To be or not to be GCSE home learning

EdPlace's Year 5 and 6 Home Learning: Hyphens and Dashes

Looking for short lessons to keep your child engaged and learning? Our experienced team of teachers have created English, maths and science lessons for the home, so your child can learn no matter where they are. And, as all activities are self-marked, you really can encourage your child to be an independent learner. Get them started on the lesson below and then jump into our teacher-created activities to practice what they've learnt. We've recommended five to ensure they feel secure in their knowledge - 5-a-day helps keeps the learning loss at bay (or so we think!). Are they keen to start practising straight away? Head to the bottom of the page to find the activities. 

Now...onto the lesson!


KS2 Requirements for English
Year 5 and 6 Pupils should be taught to indicate grammatical and other features by using hyphens to avoid ambiguity and using brackets, dashes or commas to indicate parenthesis.



Hyphens and Dashes:

When writing for a purpose, children often have to use a variety of different punctuation. They will be asked to include in their work things such as commas, semi-colons, colons, brackets and ellipsis. Most of these we don’t use ourselves in our daily lives, so how can we remember to include them when helping our children? 
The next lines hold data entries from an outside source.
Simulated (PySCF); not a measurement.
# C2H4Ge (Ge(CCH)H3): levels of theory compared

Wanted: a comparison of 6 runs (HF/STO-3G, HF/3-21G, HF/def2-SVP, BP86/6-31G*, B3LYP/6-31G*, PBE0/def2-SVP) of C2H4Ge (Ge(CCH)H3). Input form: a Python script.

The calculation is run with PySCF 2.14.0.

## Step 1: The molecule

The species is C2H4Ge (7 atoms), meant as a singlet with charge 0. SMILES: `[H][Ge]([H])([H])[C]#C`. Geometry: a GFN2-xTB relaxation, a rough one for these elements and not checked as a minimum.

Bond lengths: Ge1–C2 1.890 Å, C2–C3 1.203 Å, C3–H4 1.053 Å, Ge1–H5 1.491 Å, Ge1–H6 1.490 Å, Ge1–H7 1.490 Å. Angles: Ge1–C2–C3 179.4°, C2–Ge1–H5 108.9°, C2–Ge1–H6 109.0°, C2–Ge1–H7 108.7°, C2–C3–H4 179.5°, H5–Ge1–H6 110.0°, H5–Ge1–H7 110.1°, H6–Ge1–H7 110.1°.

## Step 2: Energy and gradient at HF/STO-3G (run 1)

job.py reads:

One common mistake that children make when it comes to grammar is confusing a dash and a hyphen. They both look the same, but have completely different purposes. However, it is easy to remember what they do and why they are there – let’s have a look at some examples!

1) Understand the difference between a hyphen and a dash

2) Identify when to use them correctly in writing.

3) Apply their learning through example questions, filling in a hyphen or a dash in the correct position.


Step 1 - Terminology

Before we start looking at how they are used in a sentence, let’s look at the definition of each term and break down what they mean. This is important, as it often comes up in various assessments at the end of KS2. 

Hyphen - A hyphen joins two words together that describe a noun. It helps to make the meaning of a noun phrase clear and specific. 

Dash - A dash creates a break in a sentence and separates bits of information. It is normally used in more informal pieces of writing, for example, a letter to someone you already know. 

Step 2 - How do we use hyphens in a sentence?

What it is and how it works: 

A hyphen bridges the gap between two words and gives them more clarity. For example, if I was to describe a fizzy drink, I might say it was ‘sugar-free’. This tells me that it contains no sugar without having to write a whole sentence. 

Example of how to use it:

A great example that is used in a lot of classrooms is the phrase ‘man-eating shark.’ The use of the hyphen tells us that the shark may enjoy eating humans. However, take out the hyphen and you have ‘man eating shark.’ This could mean the opposite – a person who takes pleasure in munching on a shark! So hyphens are there to add clarity to a noun phrase and make the subject of a sentence a whole lot clearer. 


Step 3 - How do we use dashes in a sentence?

What it is and how it works:

Dashes can do the same as hyphens – they give you more information. The key difference is that they split up sentences rather than words. 

Example of how to use it:

Let’s say I was describing someone to a friend - to give more information I may use a dash:

The lady – who was short with brown hair – was very chatty and friendly. 

The part in between the dashes gives more information about what I’m talking about. If I was giving information about the lady in a more formal context, I might use brackets instead. 

To summarise, hyphens join words together that describe a noun. Dashes create a break in a sentence and give more information about something. 


Step  4 - Examples

Have a look at the sentences or phrases below; are they using dashes or hyphens

1. The raspberry ice-cream was really cold to taste.

2. The strawberries- which tasted sweet and fruity- were picked from the farm.

3. My five-year-old brother is really loud!

4. My brother – who is five years old - is really loud!

Challenge question:  Punctuate this sentence using dashes or hyphens in the correct place

The grass eating dog who always eats too much took the man’s strawberry ice cream.


Step 5: Persevere and Practice Possessive Apostrophes!

Now, we've covered this together why not assign your child the following 5 activities in this order to see how much they've grasped? 

All activities are created by teachers and automatically marked. Plus, with an EdPlace subscription, we can automatically progress your child at a level that's right for them. Sending you progress reports along the way so you can track and measure progress, together - brilliant!

Activity 1 - Using dashes in informal writing

Activity 2 - Mark independent clauses using a dash

Activity 3 - How to use semi-colons correctly

Activity 4 - Using semi-colons correctly 2

Activity 5 - Using semi-colons correctly 3

Answers to the examples:

1) Hyphen

2) Dash

3) Hyphen

4) Dash

Challenge question:  The grass-eating dog – who always eats too much – took the man’s strawberry ice-cream.